Three Hāna graduates–Kane Kanaka‘ole, Maximilian Abraham and Harmony Gonsalves-Cosma–are recipients of the Dr. Isabella Ka’uakea Aiona Abbott Scholarship for 2017.
The scholarship honors the life work and achievements of Hāna-born scientist and researcher Dr. Isabella Kauakea Aiona Abbott and was created by the non-profit Nā Mamo O Mū’olea to help post high school graduates pursuing careers in Botany, Ethnobotany, Marine Science and/or Hawaiian Studies.
Dr. Abbott was the first native Hawaiian woman to receive a PH.D in science. She was a world-renowned algae taxonomist, and the foremost expert on central-Pacific algae. To her credit she has numerous books, and has published more than 100 research papers. She was also the leading expert on Hawaiian limu, and dedicated her life to protecting Hawaiʻi’s reef ecosystems.
As a Professor of Ethnobotany at UH Mānoa, she mentored and influenced many of her students to pursue careers in Ethnobotany and Marine Science. In 2005 “Tutu Abbott” as she is affectionately known was honored as a Living Treasure of Hawai’i. She passed away in 2010 at the age of 91.
Funds for the scholarship are raised primarily through the silent auction at the annual Hāna Limu Festival held in November each year.
Kanaka‘ole, Abraham and Gonsalves-Cosma were each awarded a scholarship in the amount of $1500.
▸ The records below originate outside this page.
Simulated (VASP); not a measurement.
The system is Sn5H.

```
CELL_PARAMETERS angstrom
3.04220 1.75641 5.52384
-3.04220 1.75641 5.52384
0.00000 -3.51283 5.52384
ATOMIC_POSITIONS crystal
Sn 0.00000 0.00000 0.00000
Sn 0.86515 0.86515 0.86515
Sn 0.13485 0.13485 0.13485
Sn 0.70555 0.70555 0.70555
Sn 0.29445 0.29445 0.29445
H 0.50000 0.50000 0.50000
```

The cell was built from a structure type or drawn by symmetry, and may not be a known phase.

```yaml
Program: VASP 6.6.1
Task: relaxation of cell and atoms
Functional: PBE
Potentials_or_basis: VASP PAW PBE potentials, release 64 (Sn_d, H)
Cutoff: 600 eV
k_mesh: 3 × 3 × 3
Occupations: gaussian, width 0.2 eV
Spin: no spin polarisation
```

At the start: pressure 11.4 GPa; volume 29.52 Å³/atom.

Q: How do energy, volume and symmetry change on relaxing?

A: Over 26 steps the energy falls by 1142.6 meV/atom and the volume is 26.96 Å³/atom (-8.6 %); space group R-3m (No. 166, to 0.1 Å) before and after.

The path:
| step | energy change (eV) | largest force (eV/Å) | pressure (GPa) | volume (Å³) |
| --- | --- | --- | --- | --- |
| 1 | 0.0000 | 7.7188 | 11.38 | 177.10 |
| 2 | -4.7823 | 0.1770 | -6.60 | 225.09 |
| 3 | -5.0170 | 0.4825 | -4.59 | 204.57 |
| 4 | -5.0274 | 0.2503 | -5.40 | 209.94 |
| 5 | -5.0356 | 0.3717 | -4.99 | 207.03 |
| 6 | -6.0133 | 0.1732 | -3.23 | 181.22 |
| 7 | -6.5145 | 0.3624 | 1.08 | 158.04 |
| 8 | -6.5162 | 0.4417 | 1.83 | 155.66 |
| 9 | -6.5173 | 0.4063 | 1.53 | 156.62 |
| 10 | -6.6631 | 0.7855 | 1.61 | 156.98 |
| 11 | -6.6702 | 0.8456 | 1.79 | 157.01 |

Kanaka‘ole will be studying Hawaiian Studies and Language at University of Hawaiʻi at Hilo; Abraham will be studying Sustainable Science Management at University of Hawaiʻi Maui College; and Gonsalves-Cosma will be studying Early Childhood Education and Hawaiian Studies at University of Hawaiʻi Maui College.
The mission of Nā Mamo O Mū’olea is to “perpetuate traditional ahupua‘a management of the Mū’olea ahupua’a; and to restore and maintain the area’s natural, cultural, scenic, historic and marine resources for the benefit, education and enjoyment of our community and future generations.”